Wednesday, September 14, 2011

A question of discipleship

Mark Greene in his monograph The Great Divide says something along the lines of: the greatest challenge facing the church today is the need to develop whole-life disciples. Apologies to Mark if I'm misquoting, but I think I have the gist of it and as I recall you'll find the exact sentence of page 20 unless mt memory is playing yet more tricks on me.

Anyway, the point is this, we need to be making disciples, followers of Jesus Christ, who are living out that discipleship in their everyday lives not just their Sunday and housegroup lives.

Discipleship has always been at the heart of the things that move me most. I'm constantly asking myself about what discipleship really looks like, if it's actually defined by all those evangelical niceties I was taught when I first came to faith, or are they a smoke screen that too often allows me to treat my life with God superficially? A topic for more thought I feel.

Well, I was catching up with stuff from around the blogosphere this afternoon and a post from David Fitch popped up about the Missional Learning Commons that is coming up in Chicago in October. I see the information about these events and wish I could be there or at the very least find a few like-minded folk who would do it here in the UK near me!

These are some of the questions that will be shaping their discussions this October and I think they are questions that should be shaping our thoughts too.
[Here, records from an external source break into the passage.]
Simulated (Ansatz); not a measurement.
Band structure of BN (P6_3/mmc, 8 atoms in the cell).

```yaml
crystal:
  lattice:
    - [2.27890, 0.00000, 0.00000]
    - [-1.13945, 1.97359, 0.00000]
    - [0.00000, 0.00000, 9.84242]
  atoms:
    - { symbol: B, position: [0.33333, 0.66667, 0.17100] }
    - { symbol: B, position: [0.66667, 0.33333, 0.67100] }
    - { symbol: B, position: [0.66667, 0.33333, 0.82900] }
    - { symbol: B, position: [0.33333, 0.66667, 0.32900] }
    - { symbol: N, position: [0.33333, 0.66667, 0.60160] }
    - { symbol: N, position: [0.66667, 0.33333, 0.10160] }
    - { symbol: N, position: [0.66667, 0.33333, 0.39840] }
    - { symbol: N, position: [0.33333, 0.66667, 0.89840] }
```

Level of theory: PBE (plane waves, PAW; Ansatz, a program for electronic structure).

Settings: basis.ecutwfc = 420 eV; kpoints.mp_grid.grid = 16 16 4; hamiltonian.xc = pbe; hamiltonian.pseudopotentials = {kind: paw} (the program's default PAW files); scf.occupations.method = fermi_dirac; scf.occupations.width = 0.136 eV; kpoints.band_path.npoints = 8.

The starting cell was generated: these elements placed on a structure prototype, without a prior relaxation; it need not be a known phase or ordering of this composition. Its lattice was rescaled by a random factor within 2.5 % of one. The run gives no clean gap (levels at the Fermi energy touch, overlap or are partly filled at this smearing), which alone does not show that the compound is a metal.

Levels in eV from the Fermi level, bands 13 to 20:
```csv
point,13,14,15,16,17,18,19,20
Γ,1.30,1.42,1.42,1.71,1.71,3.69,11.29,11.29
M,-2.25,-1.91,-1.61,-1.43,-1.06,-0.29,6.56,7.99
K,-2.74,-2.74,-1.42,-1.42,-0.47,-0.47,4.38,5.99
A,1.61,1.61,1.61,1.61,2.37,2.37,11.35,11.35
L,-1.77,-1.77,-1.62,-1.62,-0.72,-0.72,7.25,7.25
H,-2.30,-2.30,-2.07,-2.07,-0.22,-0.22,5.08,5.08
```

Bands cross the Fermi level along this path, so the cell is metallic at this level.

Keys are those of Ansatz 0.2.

  • What does discipleship actually look like in our lives?
  • Does the gospel we preach naturally and organically lead people into discipleship, or does it feel like an extra-curricular activity?
  • How should the call to make disciples shape and guide our church practices: what we do, and how we do it?
  • What is the significance of discipleship as the core component of the formation of Christian leaders?

Perhaps we should add at least a question about what we are going to do next about discipleship in our particular setting. At least that makes it practical and focussed.

I'm particularly drawn to the question about the Gospel we preach and whether it naturally leads to discipleship or not. Certainly in the past we preached a gospel of escape from judgment rather than one of transformation.